Oklahoma State: Cade Cunningham, the potential No. 1 pick in the NBA draft, and company will try to break the Cowboys’ five-game losing streak in the tournament, which goes back to 2010.

Oral Roberts: This private Christian school is home to the nation’s leading scorer in Max Abmas, who is averaging 24.2 points a game.

Oregon: The Ducks will try to bring a national title back to its original home, as they won the first NCAA Tournament in 1939 when they were known as the Webfoots.

Oregon State: There’s sure to be energy building on this team as they won their first Pac-12 tournament, but that’s not the only energy you’ll find on their campus. The school’s radiation center has its own nuclear reactor, located less than half a mile from its basketball arena.

Purdue: It won’t be much of a trip for the Boilermakers, as Indianapolis is roughly 65 miles from campus, the shortest distance to travel for the tournament.

Rutgers: The Big Ten is known for its rich history, and even though Rutgers is one of its newest members, it is actually the oldest school in the conference, as it was founded in 1766.

San Diego State: It’s a long way from home for San Diego State, as they’ll join UCLA and USC as the only schools that’ll travel over 2,000 miles to this year's tournament.

St. Bonaventure: Known as the Bonnies, the school mascot is a wolf and is derived from a Christian story in which St. Francis of Assisi tamed a wolf.

Syracuse: Playing in a large arena is nothing new for the Orange, as their home, the Carrier Dome, is also home to the school’s football, soccer and lacrosse team.

Tennessee: Even thought it was once voted the best fight song in college football, “Rocky Top” is actually not the official fight song of the university, but it’s still something you’ll hear Volunteers fans sing after every home football and basketball win.

Texas: The Longhorns will look to win their second consecutive postseason title after winning the 2019 NIT.
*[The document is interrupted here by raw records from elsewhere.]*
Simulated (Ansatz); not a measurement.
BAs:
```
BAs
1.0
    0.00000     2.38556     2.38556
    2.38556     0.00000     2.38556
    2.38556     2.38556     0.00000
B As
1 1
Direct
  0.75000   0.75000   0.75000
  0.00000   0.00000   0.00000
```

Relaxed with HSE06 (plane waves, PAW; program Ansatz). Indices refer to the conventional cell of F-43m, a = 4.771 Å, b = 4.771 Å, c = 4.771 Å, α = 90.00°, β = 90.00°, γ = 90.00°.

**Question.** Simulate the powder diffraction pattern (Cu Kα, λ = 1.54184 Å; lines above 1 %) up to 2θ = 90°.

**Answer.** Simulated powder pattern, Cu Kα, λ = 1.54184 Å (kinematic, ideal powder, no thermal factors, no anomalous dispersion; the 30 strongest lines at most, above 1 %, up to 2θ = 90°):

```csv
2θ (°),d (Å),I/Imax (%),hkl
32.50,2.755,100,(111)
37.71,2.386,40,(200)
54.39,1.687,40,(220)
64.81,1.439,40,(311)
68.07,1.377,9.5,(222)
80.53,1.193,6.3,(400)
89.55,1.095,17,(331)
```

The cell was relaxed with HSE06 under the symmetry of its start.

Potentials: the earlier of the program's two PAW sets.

Texas Southern: This HBCU is one of seven Texas schools in the tournament, the most of any state.

Texas Tech: If you’re going to knock out the Red Raiders in the tournament, you better be good. The last two teams to do so were the last two national champions (Villanova and Virginia).

VCU: Being a double-digit seed is no problem for the Rams, as they are one of five schools that made the Final Four as a 10 seed or higher. They did it in 2011.

Virginia: While they’re known officially as the Cavaliers, it’s not something you’ll hear commonly on campus. Fans refer to them as “Wahoos” or “‘'Hoos”, after rivals referred to Virginia baseball fans as Wahoos in the 1890s.

Virginia Tech: Home to Hokie Stone, a grey limestone rock, the school has its own quarry a few miles from its campus in Blacksburg. It’s used on a majority of campus buildings and for future campus projects.

Villanova: You may not know that Villanova’s football team is an FCS school, but that may be because they are the only national champion winner since the tournament expanded in 1985 whose football team is currently not an FBS squad.

UCLA: The Bruins have the most national championships in NCAA Tournament history, but they are U.S. News’ top university out of all tournament teams. They are ranked 20th nationally, but first for public schools.

UC Santa Barbara: While the Gauchos have enjoyed their run toward a Big West title, students in Santa Barbara know how to have fun, as it was rated the best party school on the West Coast by BestColleges.

UNC Greensboro: Hopefully Spartans players were able to leave apples at the Minerva Statue on campus before they left for Indianapolis. It’s tradition to leave fruit for the statue for good luck.

USC: While it is known for its media and film alumni, it has one of the most expensive tuitions out of all NCAA Tournament teams at over $77,000 for out-of-state students.

Utah State: One of five Division I schools to call themselves the Aggies,this school uses a bull as their mascot, named Big Blue.

West Virginia: If you ever feel like singing a country classic, go ahead and sing “Take Me Home, County Roads” by John Denver after a Mountaineers win. It is the official state song.

Winthrop: The school was originally an all-girls school, and was the sister school to the University of Clemson.

Wisconsin: In 2001, the school was recognized along with 29 other colleges as a “Public Ivy”, which are public schools that provide the experience of an Ivy League school for less money.